Microsoft fights ruling forcing companies to provide data of foreign customers stored on servers outside the US

Jan 22, 2018 08:46 GMT  ·  By

Apple is one of the biggest companies that sided with Microsoft in the software giant’s legal dispute against the United States Department of Justice over a global search warrant.

Microsoft is fighting a US government ruling that would force companies to provide access to information belonging to foreign customers and stored in data centers that are not located in the United States.

The Redmond-based software giant is required in one such case to hand data from a server in Ireland, and the company says that such a request would violate Irish data protection laws and instead provide the United States government with access to details of any of its customers no matter where they live.

Salesforce also sides with Microsoft

Microsoft’s President and Chief Legal Officer Brad Smith revealed that the 23 amicus briefs were signed by 289 different groups and individuals from 37 countries, using comments from privacy experts and government officials to support his company’s goal.

“Members of Congress took the same position as members of the European Parliament. The U.S. Chamber of Commerce approvingly quoted a statement by the European Commission. Business groups and big companies agreed with consumer and privacy advocates. Faculty from Harvard joined with professors from Princeton. Professors from Duke joined rivals from the University of North Carolina, while those at Berkeley sided with Stanford. And Fox News agreed with the American Civil Liberties Union,” he said.

Smith emphasized that approving global search warrants would basically open the doors to customer information to any government across the world, which would eventually lead to no privacy for US citizens.

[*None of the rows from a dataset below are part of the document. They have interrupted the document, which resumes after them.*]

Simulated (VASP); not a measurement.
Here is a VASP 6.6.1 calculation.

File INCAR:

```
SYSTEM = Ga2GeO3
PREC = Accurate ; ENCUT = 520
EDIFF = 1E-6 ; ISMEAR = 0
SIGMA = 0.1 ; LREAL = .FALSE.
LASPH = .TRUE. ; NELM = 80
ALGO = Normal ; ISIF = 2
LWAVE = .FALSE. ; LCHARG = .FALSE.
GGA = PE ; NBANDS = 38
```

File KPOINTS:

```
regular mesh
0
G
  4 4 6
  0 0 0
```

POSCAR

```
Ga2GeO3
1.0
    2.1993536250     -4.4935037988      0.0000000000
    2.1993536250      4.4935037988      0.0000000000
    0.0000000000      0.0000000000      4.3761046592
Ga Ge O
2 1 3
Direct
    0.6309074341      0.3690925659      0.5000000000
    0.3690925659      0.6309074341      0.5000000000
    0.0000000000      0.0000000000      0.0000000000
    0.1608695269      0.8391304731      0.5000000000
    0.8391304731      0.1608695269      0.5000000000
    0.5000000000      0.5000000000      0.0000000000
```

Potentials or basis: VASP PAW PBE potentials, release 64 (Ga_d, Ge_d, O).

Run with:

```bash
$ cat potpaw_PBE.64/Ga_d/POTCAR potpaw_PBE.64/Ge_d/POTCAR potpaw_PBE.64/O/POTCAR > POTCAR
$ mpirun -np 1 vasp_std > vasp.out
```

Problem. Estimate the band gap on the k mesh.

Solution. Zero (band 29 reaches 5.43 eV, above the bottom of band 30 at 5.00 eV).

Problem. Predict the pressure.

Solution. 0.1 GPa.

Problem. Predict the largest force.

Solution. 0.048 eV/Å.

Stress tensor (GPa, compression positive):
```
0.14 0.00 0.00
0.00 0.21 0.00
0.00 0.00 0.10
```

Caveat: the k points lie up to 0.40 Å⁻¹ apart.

“If the U.S. government obtains the power to search and seize foreign citizens’ private communications physically stored in other countries, it will invite other governments to do the same thing. If we ignore other countries’ laws, how can we demand that they respect our laws?” he explained.

The Supreme Court will decide on Microsoft’s case next month. Other organizations that support Microsoft in the legal dispute include CNN, Fox News, Dropbox, Cisco, Salesforce, HP, Verizon, and IBM.